SEC approves FINRA rule designed to protect seniors and other specified adults from financial exploitation.
The US Securities and Exchange Commission (SEC) has approved a new rule proposed by the Financial Industry Regulatory Authority, Inc. (FINRA) to protect seniors and other specified adults from financial exploitation. Once it takes effect on February 5, 2018, FINRA Rule 2165 and its accompanying amendments to the recordkeeping requirements in FINRA Rule 4512 will:
According to FINRA, approximately 10,000 Americans will turn 65 every day over the next decade, with their investments accounting for more than 75 percent of all financial assets in the United States. These assets, coupled with rising life expectancies and the potential cognitive effects of the normal aging process, make seniors a prime target for financial exploitation. As the elderly population continues to grow rapidly, the financial services sector can expect a significant increase in elder financial exploitation attempts. Regulators view financial professionals as a first line of defense against threats to this vulnerable group of investors. Both FINRA and the SEC have identified senior financial exploitation as examination priorities.

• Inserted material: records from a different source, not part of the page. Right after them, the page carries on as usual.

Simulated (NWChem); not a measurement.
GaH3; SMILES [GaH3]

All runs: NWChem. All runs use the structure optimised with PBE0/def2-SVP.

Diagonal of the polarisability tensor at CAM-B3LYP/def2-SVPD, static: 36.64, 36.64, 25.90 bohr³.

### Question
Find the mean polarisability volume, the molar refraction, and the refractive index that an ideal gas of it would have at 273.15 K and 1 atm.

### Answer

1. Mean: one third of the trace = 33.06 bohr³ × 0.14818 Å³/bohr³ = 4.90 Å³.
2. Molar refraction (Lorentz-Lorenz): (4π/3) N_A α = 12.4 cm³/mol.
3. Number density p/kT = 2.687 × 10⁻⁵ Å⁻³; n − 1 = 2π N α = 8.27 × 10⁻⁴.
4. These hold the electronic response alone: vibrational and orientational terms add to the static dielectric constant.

New FINRA Rule 2165, combined with the amendment to FINRA Rule 4512, addresses what has become a hot-button topic in recent years on both federal and state levels. FINRA’s action follows legislative actions in a number of states intended to protect senior citizens and other vulnerable adults from financial exploitation. More than 20 states currently require broker-dealers and others to file reports with a state agency or law enforcement entity if there is a reasonable belief that a senior or other at-risk adult is being or has been financially exploited. Some states’ laws provide for mandatory training or procedures with respect to filing these reports. The threshold age for defining a senior varies across states.
More recently, some states have adopted a law or rule based on the 2016 North American Securities Administrators Association (NASAA) model “Act to Protect Vulnerable Adults from Financial Exploitation” (NASAA Model Act). Some of these states permit broker-dealers to implement a temporary asset hold in the event of a report of exploitation, but not all of them permit notice to be provided to third parties (e.g., a family member) when an asset hold is put in place.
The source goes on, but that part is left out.